1)About a year ago I was house siting for a rich family, tat had 4 bedrooms that I could choose to sleep in. Only one problem one room was covered in porcelain dolls, Yes one of my greatest fears realized. I yell And back out of there. locked that door, and slept in the next room over (which had a big screen TV, so was nice)I can still feel there eyes. I was stayed there for 7 days with that door locked.

2)This is bit funnier then the last one. I was bout 10-11 and I had to get blood took. It was in the basement of a docs office Two people had to hold me down but I got lose and ran almost to the street before I realized I had where to go and turned around and walked back. Not a good idea as they where waiting for me, And I still had to get it took.

Sorry for the longness but they were funnier in my head...Really They were!
(, Thu 10 Apr 2008, 16:40, Reply)
My list
In no particular order:

Polar Bears
Water
People standing behind me
Being underground
Sand
Police
Crickets
Yellow
Gin
Sweetcorn
Being sick


I'll try and make posts for each one over the course of this QOTW.
(, Thu 10 Apr 2008, 16:40, 11 replies)
Main phobia
Baked Beans. I can't stand to look at the disgusting glutenous fake tomato sauce sick-texture things, let along eat them.

Apols for *lack* of length (not the first time I've said that this week..)
(, Thu 10 Apr 2008, 16:40, 1 reply)
belly button fluff
I am morbidly afraid of belly button fluff. My ex used to chase me round the house with it in his fingers till i cried or i was sick. he maintains its nothing more than fibres from his shirt ect but i know differently, i know it comes from the deepest darkest pit of hell.

*curls up and cries* no.more.belly.fluff.please.
(, Thu 10 Apr 2008, 16:39, 1 reply)
Needles
Hate them. If ever Casualty or something similar is on, I'm watching through my fingers. I was watching The Simpsons the other day with my daughter and they were at the docs getting jabs- a cartoon and I looked away.

I wouldn't let a nurse do that prick-test thing on me 'cos I was too scared.

I had an op and they wrote 'extremely needle-phobic' on the charts at the end of my bed.

I hyperventilated having a blood test at the docs, so much so that 2 receptionists came in and offered me tea, biscuits, etc. I normally get my g/f to come with me but she couldn't this time, I almost didn't have it.

I had to have the camera thing stuck up my old chap and when I saw it come out of it's box like a 40ft black monster I tried to climb the wall. Literally. They did it under a general anaesthetic in the end, but I had to be put out with gas before they could put that evil drip thing in my arm, and when I woke up I covered it with a towel until it was taken out.

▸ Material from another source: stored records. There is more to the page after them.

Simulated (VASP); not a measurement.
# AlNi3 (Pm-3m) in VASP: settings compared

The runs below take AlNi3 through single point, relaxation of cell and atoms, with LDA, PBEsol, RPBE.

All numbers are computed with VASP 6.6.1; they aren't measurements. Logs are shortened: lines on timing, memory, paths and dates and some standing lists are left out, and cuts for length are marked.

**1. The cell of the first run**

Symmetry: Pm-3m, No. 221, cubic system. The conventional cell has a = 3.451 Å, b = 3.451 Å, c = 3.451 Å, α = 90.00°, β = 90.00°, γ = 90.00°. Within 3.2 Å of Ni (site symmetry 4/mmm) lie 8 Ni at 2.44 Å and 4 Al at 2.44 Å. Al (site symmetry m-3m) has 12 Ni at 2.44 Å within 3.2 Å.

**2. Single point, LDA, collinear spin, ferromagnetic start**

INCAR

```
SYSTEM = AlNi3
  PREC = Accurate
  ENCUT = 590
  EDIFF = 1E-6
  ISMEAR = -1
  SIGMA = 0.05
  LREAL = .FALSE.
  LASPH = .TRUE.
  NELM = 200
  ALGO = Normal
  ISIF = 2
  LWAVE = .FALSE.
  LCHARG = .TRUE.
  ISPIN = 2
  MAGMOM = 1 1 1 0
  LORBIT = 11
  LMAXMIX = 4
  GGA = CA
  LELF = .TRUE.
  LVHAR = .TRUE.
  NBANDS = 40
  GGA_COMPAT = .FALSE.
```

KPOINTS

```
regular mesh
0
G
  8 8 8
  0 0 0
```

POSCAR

I'm getting a funny feeling in my belly now just typing about them, so I'm going, and not going to look at this again until I've plucked up enough courage!

And yes, I know... wuss.
(, Thu 10 Apr 2008, 16:38, 2 replies)
Nails
I'm a rabid nailbiter, I hate the thought of my nails proceeding past the nubs of my fingers. It just doesn't seem quite right. It looks disgusting and I have the willpower to stop biting for a week or so, but when I see the white tips at the end I freak out and bite them off.